Saudi Arabia, with the Islamic State on the ropes in Iraq, is forging ties to Iraqi Shiite leaders and offering to help fund reconstruction of Mosul and other predominantly Sunni Muslim cities that were devastated in the military campaign against the jihadist group.

The Saudi outreach to Iraqi Prime Minister Haider al-Abadi and controversial Shiite scholar, politician and militia leader Moqtada al-Sadr, who last week held rare talks in Jeddah with Crown Prince Mohammed bin Salman, aims to contain significant Iranian influence in Iraq. Mr. Al-Sadr is widely seen as having balanced his strong sense of nationalism with his relations with Iran. It was his first visit to the kingdom in more than a decade.
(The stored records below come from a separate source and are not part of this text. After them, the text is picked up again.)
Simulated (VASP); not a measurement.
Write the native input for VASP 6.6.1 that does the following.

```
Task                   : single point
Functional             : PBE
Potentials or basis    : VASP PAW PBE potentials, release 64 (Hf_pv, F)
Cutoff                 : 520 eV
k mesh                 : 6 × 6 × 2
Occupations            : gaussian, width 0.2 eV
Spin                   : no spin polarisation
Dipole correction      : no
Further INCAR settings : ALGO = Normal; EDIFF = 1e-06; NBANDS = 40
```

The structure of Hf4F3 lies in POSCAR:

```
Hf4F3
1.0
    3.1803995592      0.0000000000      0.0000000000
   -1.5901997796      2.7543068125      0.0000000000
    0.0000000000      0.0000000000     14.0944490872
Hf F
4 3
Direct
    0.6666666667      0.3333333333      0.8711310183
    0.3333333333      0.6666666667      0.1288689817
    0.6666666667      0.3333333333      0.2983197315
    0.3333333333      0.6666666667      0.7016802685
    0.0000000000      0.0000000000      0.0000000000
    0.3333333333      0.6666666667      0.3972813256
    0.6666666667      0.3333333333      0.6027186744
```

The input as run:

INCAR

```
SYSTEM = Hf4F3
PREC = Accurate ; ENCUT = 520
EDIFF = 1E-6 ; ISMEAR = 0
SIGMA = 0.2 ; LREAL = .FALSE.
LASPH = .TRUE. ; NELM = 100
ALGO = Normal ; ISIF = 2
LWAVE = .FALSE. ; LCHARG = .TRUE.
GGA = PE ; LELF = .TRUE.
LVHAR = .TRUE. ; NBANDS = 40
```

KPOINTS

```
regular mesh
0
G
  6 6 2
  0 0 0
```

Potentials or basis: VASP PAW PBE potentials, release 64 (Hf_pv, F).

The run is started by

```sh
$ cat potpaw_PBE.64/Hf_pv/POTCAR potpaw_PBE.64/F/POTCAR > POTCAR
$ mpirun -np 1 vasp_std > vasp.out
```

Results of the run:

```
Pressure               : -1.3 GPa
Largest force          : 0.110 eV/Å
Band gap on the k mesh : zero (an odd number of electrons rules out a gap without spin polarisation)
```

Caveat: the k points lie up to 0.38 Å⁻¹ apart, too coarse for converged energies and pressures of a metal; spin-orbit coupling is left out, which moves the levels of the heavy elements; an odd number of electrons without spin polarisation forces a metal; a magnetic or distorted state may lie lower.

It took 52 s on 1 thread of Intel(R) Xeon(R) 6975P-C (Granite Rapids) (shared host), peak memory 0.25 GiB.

Mr. Al-Sadr’s visit was a far cry from the days not so long ago when as a firebrand he railed against the kingdom, prompting an Iraqi poet to declare that “with Moqtada’s help we will destroy Saudi Arabia.”

Mr. Al-Sadr, who has criticized powerful Iranian-sponsored Shiite militias fighting the Islamic State alongside the Iraqi army as well as Iran’s backing of Syrian President Bashar al-Assad, was preceded by Mr. Al-Abadi who was received in the kingdom in June despite having voiced days before his visit opposition to the two-month old Saudi-UAE led diplomatic and economic boycott of Qatar.

Rivalry with Iran is one of the core issues in the Gulf crisis. The Saudi-UAE alliance has demanded that Qatar curtail its relations with Iran, with which it shares the world’s largest gas field.

The Saudi outreach also signals a rare Saudi recognition that Iranian influence is a fact in a vicious proxy war that so far has been largely fought by the kingdom as a zero-sum-game. The proxy war prompted Saudi Arabia’s ill-fated military intervention in Yemen that has brought Yemen to the brink of the abyss as it battles famine and epidemics, aggravated Syria’s brutal civil war, and sparked sectarian tensions across the Muslim world.

Ibrahim al-Marie, a retired Saudi colonel and Riyadh-based security analyst, voiced Saudi expectations of its outreach when he noted that “the significant improvement in Saudi-Iraqi relations, official and non-official, doesn’t mean that Iran’s domination of Iraq has decreased or will decrease. Dealing with all political currents in the Arab world is expected from a country of the kingdom’s size and stature.”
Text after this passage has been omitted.